The information charges that the defendant committed the crime of rape upon the person of Ruth F. Mollenkopp, a female over the age of sixteen years and under the age of eighteen and of previous chaste and virtuous character, and not the wife of the defendant.

The evidence shows that the prosecutrix, a school girl, lived with her mother and step-father in the town of Davidson; that at the time charged she was a few weeks over seventeen years of age.
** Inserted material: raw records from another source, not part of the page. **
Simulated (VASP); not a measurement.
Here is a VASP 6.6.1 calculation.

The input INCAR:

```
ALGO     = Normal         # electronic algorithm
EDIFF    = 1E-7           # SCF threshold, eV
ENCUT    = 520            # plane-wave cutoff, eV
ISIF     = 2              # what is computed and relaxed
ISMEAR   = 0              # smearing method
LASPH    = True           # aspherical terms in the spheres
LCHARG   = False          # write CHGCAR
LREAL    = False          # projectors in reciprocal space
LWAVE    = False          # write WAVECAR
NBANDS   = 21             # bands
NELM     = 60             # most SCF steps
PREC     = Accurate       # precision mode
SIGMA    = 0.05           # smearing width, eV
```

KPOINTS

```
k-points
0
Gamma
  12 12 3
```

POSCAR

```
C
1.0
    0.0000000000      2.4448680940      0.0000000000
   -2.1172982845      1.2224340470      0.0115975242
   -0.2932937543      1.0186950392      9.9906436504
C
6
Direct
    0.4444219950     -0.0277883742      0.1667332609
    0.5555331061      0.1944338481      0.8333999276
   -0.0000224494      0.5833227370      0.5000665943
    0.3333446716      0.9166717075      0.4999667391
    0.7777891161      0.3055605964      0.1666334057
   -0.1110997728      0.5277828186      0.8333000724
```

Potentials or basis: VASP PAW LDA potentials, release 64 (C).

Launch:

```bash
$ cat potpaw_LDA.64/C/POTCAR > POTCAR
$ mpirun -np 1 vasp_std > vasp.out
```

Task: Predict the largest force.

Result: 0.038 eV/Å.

She testified that she met the defendant for the first time on Saturday the 17th day of October, 1914, the next evening he called at her home to drive her to church and as they started off he told her that they would take a drive before going to church, and then drove out in the country a couple of miles, returning to her home about ten o'clock that evening. That before they returned that night the defendant had sexual intercourse with her three times; that the acts were forcible and without her consent; that when they started off he gave her some chewing gum that had dope on it and it made her drowsy and helpless; that when she returned she told her mother that the defendant had mistreated her and the next morning told her what had occurred. That the defendant was the only man that ever had sexual intercourse with her.

The mother of the prosecutrix testified that her daughter was in a dazed condition when she returned home and she said that the defendant had mistreated her. That the next morning her daughter told her what had occurred while she was with the defendant. *408

The evidence further shows that the defendant was arrested the following Wednesday, and that day escaped from the custody of the arresting officer and crossed over Red river into Texas and was there the next day again taken into custody.

As a witness in his own behalf the defendant admitted the acts of sexual intercourse testified to by the prosecutrix but claimed that said acts of intercourse were with her full and free consent. He admitted having the chewing gum but denied there was any dope on it. That he was a married man but had separated from his wife about a week after their marriage.

Elba Hopkins, a witness for the defendant testified that he was sixteen years of age; that in September, 1914, he met the prosecutrix one evening about sun-down in a blackberry patch near her home and had sexual intercourse with her.

On cross examination he stated that at that time he did not know that under the law he could not be prosecuted for the crime of rape.

In rebuttal the prosecutrix testified that the testimony by Elba Hopkins was entirely false and without foundation, and several witnesses testified that the so-called blackberry patch was in plain view of several nearby houses.

The errors assigned and argued are based upon exceptions taken to rulings of the court rejecting evidence on the part of the defendant and question the sufficiency of the evidence to support the verdict.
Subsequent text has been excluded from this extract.